You’ll have to experiment with the length of your videos and what works best for you, but remember, to make a thousand-dollar purchase you need to have lots of peaks and valleys. This advice extends from videos to presentations at large, so get comfortable navigating these highs and lows.
Master a Sales Video Principle 6: Tell Stories When You Create Sales Videos
— Ted McGrath (@ted_mcgrath) September 18, 2017
As you play with your tempo and levels, you should naturally include stories. Learn to incorporate them easily, like, “Hey, the big problem that people face in the world today is they don’t know how to create marketing funnels. Because of this, they’re not getting their message out to the world. Let me share with you a time when I was six years old and my parents got divorced…” In this dialogue, I changed my tempo and presence.
One of the beautiful things about playing with emotions through a story in a sales video is you can be in what I call explaining mode. Explaining mode can sometimes be fast. When you’re explaining, you’re at the peak. You go through the concepts quickly and touch on them lightly.
Storytelling has that ability to very quickly transport people into the past: “When I was six years old, my dad walked through the living room door, and he told my brother and I that he and my mom were getting a divorce.”
Notice what I did there? I’ve brought you into the story.
Master a Sales Video Principle 7: Make Space for Emotions
People can only feel emotions during your presentation if you give them the space to. If you’re too fast-paced, they simply don’t have the time. At this tempo, they’re getting the information but they don’t have time to feel emotions.
However, when you drop into a story, it slows down the tempo and allows them to absorb a little bit what you just said. Plus, if the story’s good, the story brings them into present tense. When you’re in present tense, things can get really intense. Your audience lives in the moment with you and stories like this can stun them: “I’m on the kitchen floor and I’ve collapsed all of a sudden and I feel like my soul is coming out of the top of my head, and I’m gasping for my last breath.”

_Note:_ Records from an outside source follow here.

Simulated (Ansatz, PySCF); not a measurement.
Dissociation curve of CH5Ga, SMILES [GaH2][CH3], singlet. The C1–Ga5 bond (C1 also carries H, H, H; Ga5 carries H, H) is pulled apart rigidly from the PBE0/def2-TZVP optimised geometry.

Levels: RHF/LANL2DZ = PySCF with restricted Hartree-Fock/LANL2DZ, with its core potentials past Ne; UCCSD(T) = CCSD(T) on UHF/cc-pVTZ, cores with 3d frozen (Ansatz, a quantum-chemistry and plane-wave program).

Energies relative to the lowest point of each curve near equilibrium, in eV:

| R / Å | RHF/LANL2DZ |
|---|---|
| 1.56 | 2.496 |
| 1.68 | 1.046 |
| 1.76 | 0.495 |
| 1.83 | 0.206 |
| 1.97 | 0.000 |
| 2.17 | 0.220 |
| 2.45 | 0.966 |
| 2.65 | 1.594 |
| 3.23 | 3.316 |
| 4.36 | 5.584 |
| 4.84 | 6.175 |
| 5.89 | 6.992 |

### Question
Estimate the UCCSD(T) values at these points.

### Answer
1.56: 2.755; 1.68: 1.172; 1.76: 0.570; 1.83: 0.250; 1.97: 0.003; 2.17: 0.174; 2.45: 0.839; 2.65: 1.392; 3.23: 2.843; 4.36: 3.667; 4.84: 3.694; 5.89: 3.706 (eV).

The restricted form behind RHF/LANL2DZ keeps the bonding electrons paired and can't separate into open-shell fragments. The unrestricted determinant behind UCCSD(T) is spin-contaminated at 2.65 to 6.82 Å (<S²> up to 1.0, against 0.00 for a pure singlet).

That present tense brings them into the moment and slows down the tempo from explaining mode to story mode. Using storytelling and the present tense allows me to really guide my audience through the peaks and valleys of my presentation. I slow the pace when I start getting into the story. Then, I might speed up as I get to a high point. Finally, I let the pacing fall. With this mastery, the audience goes through the emotional drop of the story with me, and they become vulnerable and open.
I’ve built their emotion, and I’ve given them space to feel what it would be like to have the product and build a relationship with me. That’s the power of pacing and emotion.
Master a Sales Video Principle 8: Raise the Crescendo by Highlighting Real Value Before the Ask
When you get into the price, it’s another place where you can be telling, telling, telling. Then, all of the sudden, you stop and go, “What’s the real value of this program? Let me tell you what it’s worth to you.” Be abrupt as you present the price. That way, they can drop in and really get what you’re saying.
Now, the place to come up to really drive the emotion and give the tempo back is when you’re getting to the final call to action. Here, you can say, “If you’re at home right now and you’re thinking about this, and you’re on the fence, it’s time to get off the fence. Let’s do this thing together. I want you to make the decision now because now’s your time to get in the game and make this happen for you. Click the button, and get enrolled right now.”
The tempo is very direct. It’s turned way up.
It’s like boom, you’re hitting them with the last final call. Now where the tempo might have been explaining, all of a sudden you raise it up with the final call to action. You lift the energy even higher, and you’re hitting another peak to bring people to a new state. Now you’re bringing them to the elevated state to make that decision.
Master a Sales Video Principle 9: Orchestrate Emotions by Playing with Tempo
Understanding how to master a sales video is all about learning how to play with the tempo and emotion. You’ll need to get good at this because people only respond to a presenter when there are multiple levels. You want them to experience different emotions and convince them on every level to make the right decision.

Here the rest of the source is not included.